Man of Tomorrow’s Lex Warsuit leaked. Fans see Buzz Lightyear.
James Gunn posted the first official image of Nicholas Hoult in Lex Luthor’s iconic Warsuit on June 1. Set footage leaked from Atlanta on June 3. The reactions split into two camps.
On June 1, 2026, James Gunn posted the first official image of Nicholas Hoult in Lex Luthor’s iconic Warsuit on Instagram and X. The caption was three words: “Fit check. Live from the set of Man of Tomorrow.“
Two days later, on June 3, set footage and additional photos leaked from the production at the Fox Theatre in Midtown Atlanta. The footage showed Hoult and a stunt double in the full Warsuit during what appears to be a major action sequence, including a moment where the stunt double in armor goes flying through a hole in a wall, presumably courtesy of Superman.

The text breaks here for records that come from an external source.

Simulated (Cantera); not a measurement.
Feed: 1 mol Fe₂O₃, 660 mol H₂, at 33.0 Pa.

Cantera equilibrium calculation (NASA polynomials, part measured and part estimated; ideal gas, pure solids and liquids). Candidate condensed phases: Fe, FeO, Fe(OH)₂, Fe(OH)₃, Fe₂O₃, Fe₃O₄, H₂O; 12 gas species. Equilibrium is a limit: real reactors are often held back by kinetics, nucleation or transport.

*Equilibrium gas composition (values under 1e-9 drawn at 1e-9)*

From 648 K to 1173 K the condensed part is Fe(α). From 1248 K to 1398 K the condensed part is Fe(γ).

The fan reaction split fast.
Comic book fans were thrilled. The suit is the closest live-action realization of the classic LexCorp battle armor that has shown up in DC Comics since the early 1980s. “Comic accurate once again,” wrote one fan on X. “No way y’all cooked,” wrote another. The post got over 61,000 views in hours.
The rest of the internet had a different read. Comparisons to Buzz Lightyear, Master Chief, and various Power Rangers villains began rolling in within minutes of the official reveal. The suit’s bulky green-and-purple silhouette, its hard plastic-looking surfaces, and the cartoonish proportions made the Pixar comparison almost inevitable. By June 2, the “Buzz Lightyear from Andy’s room” version of the meme was getting more traction online than the “comic accurate” version.
The question now is whether what fans are seeing on set is what they will see in theaters.
What the Warsuit actually is
In DC Comics, the Lex Luthor Warsuit has been the character’s primary tool for taking on Superman directly since 1983, when artist George Pérez redesigned the armor for a new generation of Superman stories. The suit gives Luthor super-strength, flight, durability, and various energy weapons. It is, in essence, Lex’s answer to not being born with Kryptonian powers.
The Warsuit has appeared in animated DC media for decades. It has shown up on CW’s Supergirl and Superman and Lois. Man of Tomorrow marks the first time the Warsuit has ever appeared in a live-action Superman movie.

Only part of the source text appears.